Graduating senior Nicole Mastin could probably host a TED Talk about getting the most out of the College of Business undergraduate experience … if she could find time to squeeze it into her calendar.
Don’t blame her if she doesn’t have the bandwidth, though. Management students may know Nicole Mastin from classes in Rockwell Hall. Or from First Generation Business Association meetings. Maybe they recognize her as the woman who came to their class to recruit for the Women In Business Association. Or maybe it’s from the Society of Human Resource Management events, as a facilitator in the Career Management Center’s mock interviews, a member of Honor Society, a peer mentor or part of the study abroad program that went to Ecuador earlier this year.
“I’m the kind of person who loves to take naps. I have to plan them into my day because it’s really just like one thing after the next after next,” she said with a laugh. “Now that I’m graduating in December, I’m so glad that I took all those risks and kind of joined everything like the past few years. It has been kind of nonstop, but it just exposed me to so much.”
After balancing academics, extracurriculars and part-time jobs, Mastin may not have had a lot of time for sleep, but she cites her busy schedule as critical part of her success as a Biz Ram. As a first-generation student, she came to campus with many of the worries common to those with her background. That feeling was magnified her first days on campus when she discovered so many of her peers had a much more formed view of the workings of college because of insider knowledge passed on by family members.
Not content to wait to find her footing at the College of Business, Mastin found the next best thing to family to help navigate college. She built her own on-campus support network from the ground up.
“Coming into CSU, I felt a little off compared to a lot of the people I’m talking to you just because I didn’t really have any family or anyone to talk to you about what the college experience was going to be like,” she said. “I think that actually kind of give me an edge up because it pushed me to get involved as many things that I could.”
She turned to the Women in Business Association, where she made personal connections that flourished into friendships as she connected with likeminded Biz Rams. Membership in that club helped clue her into other engagement opportunities, including participation in the First Generation Business Association and the Society of Human Resource Management. It didn’t take long for an interaction in WIBA to snowball into a campus lifestyle built around participation in CSU’s extracurriculars.
Attending club meetings proved to be much more than a mechanism to ease the transition to College. They introduced Mastin to friends that quickly helped define her life on campus. So when the opportunity to serve as the WIBA membership officer arose, Mastin jumped on it. Pretty soon, she found herself in front of Business classrooms making short pitches to students and talking to incoming freshman at Ram Welcome.
“It was just so fun getting to talk to incoming students about what they can get involved in and all the things that they can do,” she said. “That was just really fun to me to be with them.”

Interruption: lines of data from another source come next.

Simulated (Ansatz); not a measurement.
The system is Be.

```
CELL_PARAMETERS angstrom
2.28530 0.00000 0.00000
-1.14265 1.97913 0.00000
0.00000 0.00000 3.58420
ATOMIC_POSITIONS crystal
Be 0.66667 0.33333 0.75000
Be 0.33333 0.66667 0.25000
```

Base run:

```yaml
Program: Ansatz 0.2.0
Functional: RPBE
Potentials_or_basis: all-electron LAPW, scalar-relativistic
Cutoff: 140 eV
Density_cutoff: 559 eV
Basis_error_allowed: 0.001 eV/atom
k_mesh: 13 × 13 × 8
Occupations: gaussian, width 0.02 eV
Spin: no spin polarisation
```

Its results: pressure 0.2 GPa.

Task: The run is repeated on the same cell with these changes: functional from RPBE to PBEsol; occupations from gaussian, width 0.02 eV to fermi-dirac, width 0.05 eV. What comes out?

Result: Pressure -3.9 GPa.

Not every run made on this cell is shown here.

Although her extracurriculars largely focused on developing business skills and served as a supplement to her classwork, Mastin ultimately found them an essential extra dimension to her growth at the College of Business.
“Having real life experiences through internships and having speakers come into the different clubs and organizations has really just put in perspective how many extra things that I’ve learned just based on being in those,” she said. “Although it can be really scary and hard and it’s a lot of work, it really pays off in the end to just put yourself out there.”